Life, Art, and Contrarywise

(I wrote this on Friday, but wasn’t able to post it until today–AK)

I finished reading Jude Deveraux‘s Heartwishes this afternoon. It was the very definition of a treat. Jude Deveraux is one of my favorite authors of all time, and when I saw her book on the New Arrivals table, I snapped it up. Her Knight in Shining Armor is pretty much the reason I fell in love with the romance genre (apart from those fairy tales I happen to adore so much). In the middle of crazy weather, stressful bosses, and a packed schedule (and since I’m ahead on my IGMS book reviews) Heartwishes was the perfect escape.

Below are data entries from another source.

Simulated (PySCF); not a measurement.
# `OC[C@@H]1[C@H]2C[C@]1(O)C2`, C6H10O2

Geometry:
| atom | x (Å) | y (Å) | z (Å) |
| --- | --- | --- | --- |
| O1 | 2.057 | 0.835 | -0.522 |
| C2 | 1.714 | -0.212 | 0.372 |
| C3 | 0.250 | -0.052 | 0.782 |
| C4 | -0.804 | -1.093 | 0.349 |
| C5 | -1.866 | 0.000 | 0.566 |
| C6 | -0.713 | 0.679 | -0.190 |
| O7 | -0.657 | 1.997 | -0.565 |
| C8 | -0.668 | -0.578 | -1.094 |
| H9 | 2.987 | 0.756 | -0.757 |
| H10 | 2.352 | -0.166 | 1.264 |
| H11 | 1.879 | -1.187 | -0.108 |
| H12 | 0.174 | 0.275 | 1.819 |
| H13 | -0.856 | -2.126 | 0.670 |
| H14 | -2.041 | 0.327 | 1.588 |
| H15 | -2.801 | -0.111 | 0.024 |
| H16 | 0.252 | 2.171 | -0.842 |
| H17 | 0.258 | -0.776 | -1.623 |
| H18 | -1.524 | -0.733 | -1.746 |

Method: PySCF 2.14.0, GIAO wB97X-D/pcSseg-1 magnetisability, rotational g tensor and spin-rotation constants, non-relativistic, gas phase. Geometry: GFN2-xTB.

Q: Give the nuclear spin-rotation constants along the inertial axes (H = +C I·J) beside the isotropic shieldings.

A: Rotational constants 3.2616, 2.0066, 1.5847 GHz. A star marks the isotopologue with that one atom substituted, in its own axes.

Almost like I’d wished for it.

My best friend Casey and I loved Jude’s books. LOVED them. We bought them all and read them multiple times. Her characters were just so incredibly brazen and loveable and her dialogue was so real and alive. We wanted to write just like her, and made several failed attempts at our own [horrible] romantic stories. We would discuss at length whether our perfect man was an aristocratic Montgomery or a down-to-earth Taggert. Casey was definitely of the brawny Taggert persuasion. I was a brainy Montgomery girl, no question about it.

Many diehard Jude Deveraux fans began to be disappointed not long after Knight in Shining Armor was released, as she began to stray further and further from her beloved Montgomery family. I stuck like glue to her books, bought all the short story anthologies, and then in 2003 I threw Holly against the wall. I was disappointed with The Summerhouse. The Endenton Series had potential, but still fell flat. I honestly began to wonder if someone else was writing her books.

It wasn’t until late 2009, when I picked up Lavender Morning and Days of Gold that I began to consider Jude’s return to her heyday. The books center around a place called Edilean, a small town just outside Williamsburg, Virginia. With a new origin story came new families, including that of the famous Edilean after whom the town was named. As before, Jude has all of time to play with. There is the settling of Edilean, and how that all came about. There is the ancestor who dressed as a boy and trekked through Key West as artistic companion to a naturalist. And there are the modern day families–the Fraziers and the Shaws and the Harcourts–about whom there have already been a great many adventures. Jude’s reader is treated once again to true love across time and, best of all, her fabulous snappy dialogue and crazy-stunt-pulling characters are as loveable as ever.

I can’t even tell you how wonderful this new series has been for me. But I thought maybe I could tell Jude…so I looked her up online, found her website, and wrote her a very long overdue fan letter. You can too. It’s easy! (When was the last time you wrote an author thanking him or her for thoroughly enjoying a book? Hmm?)

As I was writing my fan letter, I was telling Jude about Casey and me being her biggest fans, and I realized something. Casey dated a Taggert-type boy for a really long time, but if you ask me, she ended up with a Montgomery.

I, on the other hand, somehow missed out on boys of either persuasion, utterly failing in fulfilling a successful (or timely) romantic trilogy with Casey and our other Musketeer, Margo. They married a lawyer and a doctor, respectively. They have two lovely children, a boy and a girl, each. I have a failed engagement under my belt, and a shelf full of books with my name on them is my only progeny.

And yet, I am currently dating a very tall, very wonderful man who fought hard to win me. He has two amazing teenage daughters and has made me a part of a family I thought I’d never have. Coincidentally enough, his parents live in a town just outside Williamsburg, Virginia.